Few issues better illustrate the limits of the Obama administration’s “reset” with Russia than the crisis in Syria. For more than a year, the United States has tried, and failed, to work with Russia to find a solution to end the violence. Moscow has firmly opposed international intervention to remove Syrian President Bashar al-Assad from power, arguing that the conflict must be resolved through negotiations and that Assad must be included in any transitional arrangement leading to a new government. Although the Russian foreign minister, Sergey Lavrov, reached out recently to the leaders of the Syrian opposition, these talks produced no indication that the Kremlin is seriously recalibrating its positions on Syria. And that’s hardly surprising: the main obstacle to any shift in Russia’s calculations is President Vladimir Putin himself, whose aversion to forcible regime change is intense and unwavering.
Why has Putin offered such steadfast support to Assad? On the surface, Moscow seems to profit from exporting arms to Syria, and it depends on the regime’s good will to maintain Russian access to a naval facility at the Mediterranean port of Tartus. But these are marginal and symbolic interests. Putin is really motivated to support the Assad regime by his fear of state collapse — a fear he confronted most directly during the secession of Russia’s North Caucasus republic of Chechnya, which he brutally suppressed in a bloody civil war and counterinsurgency operation fought between 1999 and 2009. (In Russia, the republics are semi-autonomous federal units comprising the historic territories of the country’s non-ethnic Russian groups.) In a series of interviews he gave in 2000 for an authorized biography, Putin declared that “the essence of the … situation in the North Caucasus and in Chechnya … is the continuation of the collapse of the USSR…. If we did not quickly do something to stop it, Russia as a state in its current form would cease to exist…. I was convinced that if we did not immediately stop the extremists [in Chechnya], then in no time at all we would be facing a second Yugoslavia across the entire territory of the Russian Federation — the Yugoslavization of Russia.” And we know how Putin feels about the demise of the Soviet Union; in 2005 he called it “the greatest geopolitical catastrophe of the [twentieth] century,” a comment that was meant to bemoan the collapse of the Soviet state rather than the demise of communism.

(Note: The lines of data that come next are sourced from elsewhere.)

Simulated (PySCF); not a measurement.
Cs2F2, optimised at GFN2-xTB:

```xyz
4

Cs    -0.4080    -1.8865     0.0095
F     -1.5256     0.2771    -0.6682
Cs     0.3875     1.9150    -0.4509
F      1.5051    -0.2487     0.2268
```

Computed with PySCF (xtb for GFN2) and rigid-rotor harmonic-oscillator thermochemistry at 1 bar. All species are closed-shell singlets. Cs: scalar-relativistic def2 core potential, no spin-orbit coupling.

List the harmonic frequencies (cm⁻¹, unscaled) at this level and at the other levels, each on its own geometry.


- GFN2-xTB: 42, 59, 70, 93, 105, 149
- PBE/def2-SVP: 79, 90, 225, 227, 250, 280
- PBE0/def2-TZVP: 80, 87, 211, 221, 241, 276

For Putin, Syria is all too reminiscent of Chechnya. Both conflicts pitted the state against disparate and leaderless opposition forces, which over time came to include extremist Sunni Islamist groups. In Putin’s view — one that he stresses repeatedly in meetings with his U.S. and European counterparts — Syria is the latest battleground in a global, multi-decade struggle between secular states and Sunni Islamism, which first began in Afghanistan with the Taliban, then moved to Chechnya, and has torn a number of Arab countries apart. Ever since he took office (first as prime minister in 1999 and then as president in 2000) and was confronted by the Chechen war, Putin has expressed his fear of Sunni Islamist extremism and of the risks that “jihadist” groups pose to Russia, with its large, indigenous, Sunni Muslim population, concentrated in the North Caucasus, the Volga region, and in major cities such as Moscow. A desire to contain extremism is a major reason why Putin offered help to the United States in battling the Taliban in Afghanistan after 9/11. It is also why Russia maintains close relations with Shia Iran, which acts as a counterweight to Sunni powers.
In the case of Chechnya, Putin made it clear that retaking the republic from its “extremist opposition forces” was worth every sacrifice. In a speech in September 1999, he promised to pursue Chechen rebels and terrorists even into “the outhouse.” He did just that, and some opposition leaders were killed by missile attacks at their most vulnerable moments. The Chechen capital city of Grozny was reduced to rubble. Tens of thousands of civilians were killed, along with jihadist fighters who came into Chechnya with the encouragement of extremist groups from the Arab world, including from Syria. Moscow and other Russian cities endured devastating terrorist attacks. Putin’s treatment of Chechnya became a cautionary tale of what would happen to rebels and terrorists — and indeed to entire groups of people — if they threatened the Russian state. They would either be eliminated or brought to their knees — exactly the fate Putin wishes for today’s Syrian rebels.
After two decades of secessionist strife, Putin has contained Chechnya’s uprising. Ramzan Kadyrov, a former rebel who switched his allegiance to Moscow, now leads the republic. Putin granted Kadyrov and his supporters amnesty and gave them a mandate to go after other militants and political opponents. Kadyrov has rebuilt Grozny (with ample funds from Moscow) and created his own version of an Islamist and Chechen republic that is condemned by human rights organizations for its brutal suppression of dissent.
For the past two years, Putin has hoped that Assad would be able to do what he did in Chechnya and beat back the opposition. Based on the brutal record of Hafez al-Assad, Bashar’s father, in suppressing uprisings, Putin anticipated that the regime would have no problem keeping the state together. But now Assad seems to have failed, and Putin is not one to back a losing horse. He and the rest of the Russian leadership are well aware that their staunch support for Assad has damaged Russia’s standing in the Arab world, but they have no alternative plan to get out of the stalemate. Putin is still not ready to sanction an intervention that could lead to the dismantling of the Syrian state and to risk creating a situation akin to that in Afghanistan in the 1990s, when warring groups of extremists fought each other and created a breeding ground for global jihadism. In Putin’s view, lawless post-Qaddafi Libya, which has become an exporter of guns, fighters, and refugees to its neighbors, only further underscores the dangers of international intervention.